BY SARAH SCHERRMAN
Take a quick second and stop. Look at the world around you. I dare you to find some sort of technology that doesn’t run with code. Keep thinking, it’s okay. While you are thinking let me just talk while you pretend to listen.
Code runs our world. Everything that we depend on has some sort of code hooked up to it to tell it what to do. It is a fascinating thing that has unlimited potential. Hundreds of systematic programming languages made up of letters, symbols, and numbers create everything we see on the web and use every day, whether we are turning on a phone or operating a drone. Awesome, right?
But just as programming has become so critical to our economic system, our government, our social well being, our education, and to the website we visit constantly, the code behind it all has been programmed largely by white men. This isn’t so awesome. The programming field is lacking diversity across the board.
That is just a statement without a picture to put with it. So let’s get a picture of what the reality is. According to an article titled Wanted: Minority Game Programmers put out by Wired Magazine, only 4% of video programmers are Hispanic, less than 3% are black, and 80% are white. Video games area huge industry and it will only continue to grow. I was reading the article and there was on statement that really struck me, “White educated males are making video games for other white, educated males.” If you only take one thing from this article, take that one statement. That statement alone sums up what the programming and coding industry has become.
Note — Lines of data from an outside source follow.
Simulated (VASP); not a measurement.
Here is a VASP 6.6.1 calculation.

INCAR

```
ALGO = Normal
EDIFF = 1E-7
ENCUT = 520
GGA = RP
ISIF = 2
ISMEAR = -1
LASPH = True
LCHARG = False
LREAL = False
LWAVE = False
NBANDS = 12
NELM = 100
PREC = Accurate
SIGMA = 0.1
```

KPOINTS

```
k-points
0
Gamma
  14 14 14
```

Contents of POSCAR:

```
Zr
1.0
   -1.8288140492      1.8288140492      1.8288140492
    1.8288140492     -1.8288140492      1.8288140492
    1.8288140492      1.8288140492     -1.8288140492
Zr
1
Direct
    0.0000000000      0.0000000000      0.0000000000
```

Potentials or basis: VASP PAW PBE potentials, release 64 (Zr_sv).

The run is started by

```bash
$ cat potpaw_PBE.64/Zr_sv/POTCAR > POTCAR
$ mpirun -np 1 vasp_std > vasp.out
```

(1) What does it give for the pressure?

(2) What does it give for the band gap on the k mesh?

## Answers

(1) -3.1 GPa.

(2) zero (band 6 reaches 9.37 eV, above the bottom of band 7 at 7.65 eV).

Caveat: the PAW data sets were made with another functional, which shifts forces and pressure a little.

And because the programming profession has put out a male dominated stigma, it is taking a large toll on companies everywhere. With this knowledge one might ask: Why aren’t more women getting involved? Why aren’t more women realizing that they could help change how the world works and learns? But more importantly, what is driving them away?
From a young age, girls are pressured to do what society wants them to do and recently that does not include coding. Picture a computer coder in your mind. Did you picture a male? Yeah, me too. That’s what society expects us to follow. Catherine Rampell wrote an article for The New York Times called, I am Women, Watch Me Hack. This article questions why more women aren’t going into programming, and describes the incredible benefits of the job, like the huge flexibility, the promising future, and the median salary is $80,000-$100,000. Yes, those numbers are correct. I now it is a lot to take in. So as I tried to swallow that lovely piece of information, I continued to read that only 0.4% of female college freshman intend to major in Computer Science. Rampell goes on to say that the media has tremendous amounts of impacts of the careers of females, consistently portraying white, educated male coders in movies—rarely are girls ever cast in such roles. We want to empower women to make them think they can do anything! So what is going on in those minds of theirs?
In a The New York Times article called, “Computer Coding- It’s Not Just For Boys”, a 16-year-old named Isabelle dreams of coding and plans her future as an engineer. Once she starts to mobilize that dream, one of her friends, a boy, says, “You’re a girl. You shouldn’t be doing that.” Comments like these are what are causing the self-esteem of girls to lower and questioning their judgment.
However, we can change the world by breaking the norm.
There have been positive reinforcements paving the way to change the stereotype. Companies like Google have also taken incredible steps to increase the number of women on staff. An article put out by CNN titled Google’s Quest to Get More Women in Tech states that Google has set up, flexible hours, and competitive wages, and on site daycares. Another organization attempting to drastically improve the number of women in coding is Girls Who Code, which provides girls with the equipment and inspiration to pursue academic and career opportunities in coding fields. Reshma Saujani founded Girls Who Code, in 2012 with one goal in mind; to give girls leverage and technology to change the world. The organization has spawned two others like it: Black Girls Code and Girls Teaching Girls to Code.
This is a whole new world of development and opportunity. Don’t get me wrong; existing coders have done wonders in our world and created huge advancements in technology. Our devices, and the content on them, is in desperate need for more diverse points of view. So have you come up with something that isn’t run on code? Yeah, me either.